Siebenbürgen, named for the German of Transylvania itself, was another Scandinavian group whose earlier buzz seemed to revolve specifically around this niche, and like their far more popular British counterparts, a weaving of Gothic rock elements and melodic black metal that offer some measured of 'refinement' over that genre's crude roots. Reviled by some purists, but approachable for those who might have arrived at black metal directly through Cradle or the Romantic elegance that stood in stark opposition to the barbaric hordes who populated its underground. Granted, these Swedes skewed much further towards the 'black' than the Gothic in how they structured the material for their Napalm Records debut. Melodic tremolo picked guitar lines dominate Loreia, both against the slower rock beats and the moderately blasted, thundering drums, and these are rarely interrupted save for the more majestic chord patterns that are occasionally left to stand on their own. The band wasn't as savage as a Marduk, or as meticulous as an Emperor, but had more in common with middle run bands like Finland's Catamenia whose riffing patterns were quite similar via the reliance on overt melodic composition rather than intensity or, I dare say it, evil.
In fact, the only areas in which this debut might distinguish itself from the throngs of its corpse-painted peers is in the use of Lovisa Hallstedt's wailing, over the top vocals and violin sequences, neither of which were completely unique within this genre, but are mixed in so professionally well for this album that it seemed to stand head and...fangs...over a lot of the competition. As cheesy as Loreia can often feel with its constant attempts at emotionally wrenching the listener through its simple, predictable guitar lines, there's also something charming and appreciable about just how consistently it was assembled, without any particular region of the 51 minute play length feeling weaker than any other, even though there's an undercurrent of sameness running through it that betrays any notion of a pleasant, pleasurable surprise. There is no sudden, shadowy figure staring at you from your windowsill at night, entrancing you with its eyes before succumbing you to its horrible appetite...no, you're pretty much in Vampire Land™ from the very start, a fantasyscape of ivy strung Gothic castles, and lavish glades through which pale nymphs dance and bathe in the moonlight.

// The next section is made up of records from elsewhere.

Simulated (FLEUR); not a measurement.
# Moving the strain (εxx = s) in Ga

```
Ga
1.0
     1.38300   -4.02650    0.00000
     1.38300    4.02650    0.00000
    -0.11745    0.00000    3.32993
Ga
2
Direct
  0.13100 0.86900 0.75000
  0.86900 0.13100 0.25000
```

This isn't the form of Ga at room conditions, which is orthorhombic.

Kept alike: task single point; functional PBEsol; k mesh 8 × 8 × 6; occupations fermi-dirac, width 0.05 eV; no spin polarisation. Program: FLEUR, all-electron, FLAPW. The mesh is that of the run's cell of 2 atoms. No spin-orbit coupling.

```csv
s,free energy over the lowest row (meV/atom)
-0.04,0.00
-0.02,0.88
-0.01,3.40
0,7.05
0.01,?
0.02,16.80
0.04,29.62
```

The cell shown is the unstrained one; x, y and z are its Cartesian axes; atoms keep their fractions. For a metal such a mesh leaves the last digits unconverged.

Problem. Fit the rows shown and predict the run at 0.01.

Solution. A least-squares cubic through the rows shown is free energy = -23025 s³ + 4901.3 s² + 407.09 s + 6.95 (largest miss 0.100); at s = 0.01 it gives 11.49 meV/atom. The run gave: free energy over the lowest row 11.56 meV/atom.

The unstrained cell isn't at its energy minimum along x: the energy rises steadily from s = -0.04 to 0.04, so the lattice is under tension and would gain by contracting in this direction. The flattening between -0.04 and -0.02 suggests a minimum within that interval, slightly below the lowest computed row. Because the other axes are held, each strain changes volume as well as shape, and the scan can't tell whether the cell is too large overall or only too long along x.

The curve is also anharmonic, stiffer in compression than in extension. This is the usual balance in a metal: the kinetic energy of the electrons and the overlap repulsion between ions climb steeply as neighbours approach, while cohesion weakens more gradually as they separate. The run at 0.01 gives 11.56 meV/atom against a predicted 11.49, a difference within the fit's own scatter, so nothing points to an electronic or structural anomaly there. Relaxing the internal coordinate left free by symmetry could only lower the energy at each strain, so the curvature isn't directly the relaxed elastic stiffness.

The mix is really well balanced, with the writhing, catchy tendrils of rhythm guitar given space to breathe over the tight-woven beats and fat but obvious bass-lines. Marcus Ehlin's black metal rasp was hardly exemplary, assuming the position almost lethargically over the verse measures, but it does strike the right nerve once its being contrasted against Lovisa's shrill, almost ethereal presence, and by no means a bad performance on its own. The violin is sparse but sounds great where it appears, to the point that I wish they had included more of it, but where a lot of bands would dowse this sort of sound in loads of organs or other keyboard pads, Siebenbürgen keep it clean and powerful so you can ride the crisp propulsion of each rhythm like a bat carried along the prevailing wind pattern. I'd have liked to hear more varied songwriting, but I feel like a lot of bands of this ilk were trying to play it safe enough that they could establish themselves firmly within the genre's listener base and then execute their most insidious designs later on.
Whether or not this band ever accomplishes such an evolution is up for debate, but if you've got a soft spot (of neck flesh) for this mid-90s era of friendlier black metal, Loreia is an album which still holds a degree of nostalgic value, just not a lot of memorable songs. I myself would greatly prefer a record that can channel some of the dread, mystery and pathos of this theme which have always been my primary attractions to it, and Siebenbürgen came up a little short there. You won't shiver from any chill, in fact you'll feel almost like your sitting by a hearth with some red wine and a Gothic playmate while any storm or pitchfork-waving mob rages at a safe distance, appreciating but probably not understanding the lyrics; but that doesn't mean that this band eschewed an obvious effort to get this arranged and recorded, and so it remains a minor curiosity to sate fishnet-garbed connoisseurs of Laurel K. Hamilton, Sheridan le Fanu, and a long-locked Brad Pitt.
Siebenburgen is a good example of a band that managed to unleash a great debut album but failed to develop in the right direction.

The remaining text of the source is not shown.